Distributed Recovery Configuration
This page details the configuration for distributed job recovery in AsyncEndpoints, which enables automatic recovery of stuck jobs in multi-instance deployments.
Overview
Distributed recovery is a critical feature for production environments where multiple application instances are running. It automatically detects and recovers jobs that have become stuck due to worker failures, network issues, or other unexpected events.
Distributed Recovery Configuration Properties
EnableDistributedJobRecovery
- Type:
bool - Default:
true - Description: Enables or disables the distributed job recovery mechanism
- Impact: Controls whether stuck jobs are automatically recovered
// Enable distributed recovery (default)
recoveryConfiguration.EnableDistributedJobRecovery = true;
// Disable distributed recovery (not recommended for production)

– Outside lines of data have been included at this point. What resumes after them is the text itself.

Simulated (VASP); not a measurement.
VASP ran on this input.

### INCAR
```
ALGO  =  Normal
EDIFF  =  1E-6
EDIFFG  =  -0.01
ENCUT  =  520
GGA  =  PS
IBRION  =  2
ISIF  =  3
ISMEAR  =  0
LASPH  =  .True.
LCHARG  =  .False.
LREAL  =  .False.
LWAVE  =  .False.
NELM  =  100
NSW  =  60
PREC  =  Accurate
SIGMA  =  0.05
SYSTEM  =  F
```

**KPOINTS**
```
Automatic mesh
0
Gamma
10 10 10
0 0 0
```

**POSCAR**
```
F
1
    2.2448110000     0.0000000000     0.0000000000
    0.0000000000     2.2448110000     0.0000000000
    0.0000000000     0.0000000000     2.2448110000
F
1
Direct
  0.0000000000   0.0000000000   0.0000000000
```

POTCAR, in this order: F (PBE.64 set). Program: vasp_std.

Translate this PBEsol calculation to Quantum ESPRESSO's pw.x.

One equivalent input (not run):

recoveryConfiguration.EnableDistributedJobRecovery = false;
JobTimeoutMinutes
- Type:
int - Default:
30(30 minutes) - Description: Timeout in minutes after which a job in progress is considered stuck
- Impact: Determines how long to wait before considering a job as needing recovery
// Short timeout for fast operations
recoveryConfiguration.JobTimeoutMinutes = 10;
// Standard timeout (default)
recoveryConfiguration.JobTimeoutMinutes = 30;
// Long timeout for long-running operations
recoveryConfiguration.JobTimeoutMinutes = 120;
RecoveryCheckIntervalSeconds
- Type:
int - Default:
300(5 minutes) - Description: Interval in seconds between recovery checks
- Impact: Affects how frequently the system checks for stuck jobs
// Frequent checks for fast recovery
recoveryConfiguration.RecoveryCheckIntervalSeconds = 60; // 1 minute
// Standard interval (default)
recoveryConfiguration.RecoveryCheckIntervalSeconds = 300; // 5 minutes
// Less frequent checks to reduce resource usage
recoveryConfiguration.RecoveryCheckIntervalSeconds = 1800; // 30 minutes
MaximumRetries
- Type:
int - Default:
3 - Description: Maximum number of retries for recovered jobs before marking as failed
- Impact: Controls how many recovery attempts are made for stuck jobs
// No retries for recovered jobs
recoveryConfiguration.MaximumRetries = 0;
// Standard retry count (default)
recoveryConfiguration.MaximumRetries = 3;
// More retries for critical operations
recoveryConfiguration.MaximumRetries = 5;
Configuration Setup
Basic Recovery Configuration
builder.Services.AddAsyncEndpointsWorker(recoveryConfiguration =>
{
recoveryConfiguration.EnableDistributedJobRecovery = true; // Default: true
recoveryConfiguration.JobTimeoutMinutes = 30; // Default: 30 minutes
recoveryConfiguration.RecoveryCheckIntervalSeconds = 300; // Default: 5 minutes
recoveryConfiguration.MaximumRetries = 3; // Default: 3 retries
});
Conservative Recovery Configuration
builder.Services.AddAsyncEndpointsWorker(recoveryConfiguration =>
{
recoveryConfiguration.EnableDistributedJobRecovery = true;
recoveryConfiguration.JobTimeoutMinutes = 60; // Longer timeout to avoid false positives
recoveryConfiguration.RecoveryCheckIntervalSeconds = 600; // Less frequent checks (10 minutes)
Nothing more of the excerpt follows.